Why are we "IT"?, page 1

reply to post by jiggerj

Why would the process of quarks to atoms to molecules suddenly stop with us? Wouldn't this be breaking the chain of logic? If A makes B, and B makes C, and C makes D, then surely D makes something else. Right?

Nothing says the process is over.

Further, in an interesting sort of way, D could make A.

It's an "out there" theory - but it's not impossible under the known laws of quantum mechanics.

Simply put - think of the universe like you would a chess board. Each piece represents certain particles, forces, or whatever (it's not an exact analogy - but it conveys the idea). Each turn represents something known as Planck Time (or a Planck Second). Looking at the board, regardless of how the pieces are arranged - you can perform two operations knowing the rules: State what possible moves in the last turn led to the current state of the board - and state what moves can be made this turn (what the board can look like in the next turn).

The operation is recursive. For each possible state (past or future) another set of possible futures/origins stem from it. This can proceed indefinitely.

Presume you walk upon a chess board. Much like us becoming aware of this universe. Did the board start this way? Or was there a game going before we got here? The distinction is moot within quantum mechanics. A past and future can always be inferred from the state of the board. Presuming the past to exist - you know that only one 'path' through the possible list of past turns and states could have been taken by one game.... but you cannot be certain of which one. Your degree of certainty will fall off rapidly (not quite at the inverse square due to 'junctions' along the way - when the same state arises at the same time across multiple paths) as you go farther into the past (or the future).

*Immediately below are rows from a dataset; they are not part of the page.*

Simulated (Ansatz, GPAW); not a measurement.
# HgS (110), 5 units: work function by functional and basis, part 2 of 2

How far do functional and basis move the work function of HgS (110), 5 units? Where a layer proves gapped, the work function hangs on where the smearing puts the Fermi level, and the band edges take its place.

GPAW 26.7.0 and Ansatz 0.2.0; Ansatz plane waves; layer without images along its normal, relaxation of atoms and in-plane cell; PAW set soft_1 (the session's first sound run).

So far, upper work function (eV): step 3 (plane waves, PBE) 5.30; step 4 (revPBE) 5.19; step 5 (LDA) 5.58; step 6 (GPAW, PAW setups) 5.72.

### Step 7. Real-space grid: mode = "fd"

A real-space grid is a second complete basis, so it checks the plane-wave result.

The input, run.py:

But - suppose you have a room. You can't see in the room - but you know there to be a chess board and its pieces in the room. That chess board exists in a quantum superposition of all its possible states (presuming we are working with a standard set of pieces and not getting overly creative) before you open the door and look at the board (we're dealing with an analogy, here; not making the argument that things are actually in a superposition when not directly observing them... although that is an intriguing bit of food for thought). Basically - before you opened the door, you knew that board could exist in a finite number of possible states (not sure what the number is - presuming we can break the standard rules and place pieces randomly wherever across the board) - but it did not actually take one of those states until you opened the door.

Since it existed in a superposition - you couldn't identify the board having a past, future, or even present. However, once it assumes one defined state, you can infer a past and a future from that board.

In a similar manner - if you were to just happen upon this universe - you could infer a past and a future for it based on information about its current state and the rules by which it functions. Whether or not that past actually existed is irrelevant to the current state and the fact that it can be inferred.

It's not exactly supposed to be a provable theory - but it's an interesting one just the same.